Beatrice Fihn (L), Executive Director of ICAN (International Campaign to Abolish Nuclear Weapons) speaks during a joint news conference with Norway’s Prime Minister Erna Solberg in Oslo |
The leader of the group that won this year’s Nobel Peace Prize on Sunday urged nuclear nations to adopt a United Nations treaty banning atomic weapons in order to prevent “the end of us”.
The International Campaign to Abolish Nuclear Weapons (ICAN) was awarded this year’s Nobel Peace Prize by a Nobel committee that cited the spread of nuclear weapons and the growing risk of an atomic war.
ICAN is a coalition of 468 grassroots non-governmental groups that campaigned for a UN Treaty on the Prohibition of Nuclear Weapons, adopted by 122 nations in July.
The treaty is not signed by – and would not apply to – any of the states that already have nuclear arms. Beatrice Fihn, ICAN’s Executive Director, urged them to sign the agreement.
“It provides a choice. A choice between the two endings: the end of nuclear weapons or the end of us,” she said in her speech at the Nobel Peace Prize ceremony in Oslo.
“The United States, choose freedom over fear. Russia, choose disarmament over destruction. Britain, choose the rule of law over oppression,” she added, before urging France, China, India, Pakistan, North Korea and Israel to do the same.
Israel is widely assumed to have nuclear weapons, although it neither confirms nor denies it.
“A moment of panic or carelessness, a misconstrued comment or bruised ego, could easily lead us unavoidably to the destruction of entire cities,” she added.

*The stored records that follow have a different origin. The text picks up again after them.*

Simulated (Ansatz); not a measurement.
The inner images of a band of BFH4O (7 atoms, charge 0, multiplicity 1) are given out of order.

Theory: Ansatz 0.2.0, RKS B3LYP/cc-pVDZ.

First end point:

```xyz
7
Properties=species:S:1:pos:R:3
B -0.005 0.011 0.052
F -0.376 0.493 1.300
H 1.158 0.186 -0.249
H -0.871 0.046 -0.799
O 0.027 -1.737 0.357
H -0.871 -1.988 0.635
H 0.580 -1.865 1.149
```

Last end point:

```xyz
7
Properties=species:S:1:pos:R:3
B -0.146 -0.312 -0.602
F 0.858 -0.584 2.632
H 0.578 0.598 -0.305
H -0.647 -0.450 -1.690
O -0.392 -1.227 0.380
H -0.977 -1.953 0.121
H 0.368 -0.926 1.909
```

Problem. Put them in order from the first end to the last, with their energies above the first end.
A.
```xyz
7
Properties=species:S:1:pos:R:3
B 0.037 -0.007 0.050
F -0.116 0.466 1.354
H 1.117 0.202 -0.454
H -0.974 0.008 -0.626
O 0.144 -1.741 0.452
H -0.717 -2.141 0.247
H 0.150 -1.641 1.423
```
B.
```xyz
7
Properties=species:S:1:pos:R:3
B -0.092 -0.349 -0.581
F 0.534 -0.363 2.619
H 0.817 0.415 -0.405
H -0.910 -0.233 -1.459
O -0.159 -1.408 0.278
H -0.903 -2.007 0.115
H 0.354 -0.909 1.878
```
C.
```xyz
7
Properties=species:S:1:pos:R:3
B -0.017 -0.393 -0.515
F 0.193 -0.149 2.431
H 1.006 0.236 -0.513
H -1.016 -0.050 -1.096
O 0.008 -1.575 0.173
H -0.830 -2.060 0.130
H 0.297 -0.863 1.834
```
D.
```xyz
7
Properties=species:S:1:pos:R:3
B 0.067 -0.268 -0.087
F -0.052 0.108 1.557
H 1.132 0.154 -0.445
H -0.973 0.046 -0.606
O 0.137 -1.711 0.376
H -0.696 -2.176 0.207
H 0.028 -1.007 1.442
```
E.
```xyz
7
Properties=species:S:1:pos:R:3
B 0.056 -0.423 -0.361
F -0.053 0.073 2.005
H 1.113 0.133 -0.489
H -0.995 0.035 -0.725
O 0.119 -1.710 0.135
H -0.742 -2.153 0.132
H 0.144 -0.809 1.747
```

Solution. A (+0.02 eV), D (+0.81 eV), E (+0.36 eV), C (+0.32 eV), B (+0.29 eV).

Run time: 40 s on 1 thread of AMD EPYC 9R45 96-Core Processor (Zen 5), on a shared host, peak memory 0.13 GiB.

“A calculated military escalation could lead to the indiscriminate mass murder of civilians.”
Fihn delivered the Nobel lecture together with Setsuko Thurlow, an 85-year-old survivor of the Hiroshima atomic bombing and now an ICAN campaigner.
Thurlow recalled on stage on Sunday some of her memories of the attack on Aug 6, 1945.
She was rescued from the rubble of a collapsed building about 1.8 kilometres (1.1 mile) from Ground Zero, she said. Most of her classmates, who were in the same room, were burned alive.
“Processions of ghostly figures shuffled by. Grotesquely wounded people, they were bleeding, burnt, blackened and swollen,” she said.
“Parts of their bodies were missing. Flesh and skin hung from their bones. Some with their eyeballs hanging in their hands. Some with their bellies burst open, their intestines hanging out. The foul stench of burnt human flesh filled the air.”
The United States, Britain and France sent second-rank diplomats to the Nobel ceremony, which Fihn earlier told Reuters was “some kind of protest”.
Japan, which is the only country to suffer atomic bombings and now relies on the US nuclear umbrella, has also not signed the treaty. In a statement late on Sunday, Japanese Foreign Minister Taro Kono expressed respect for the efforts of atomic bombings survivors toward a nuclear-weapons free world.
But he added: “It is essential to steadily seek ways to advance nuclear disarmament realistically, while responding appropriately to real threats, including North Korea’s nuclear and missile development programmes.”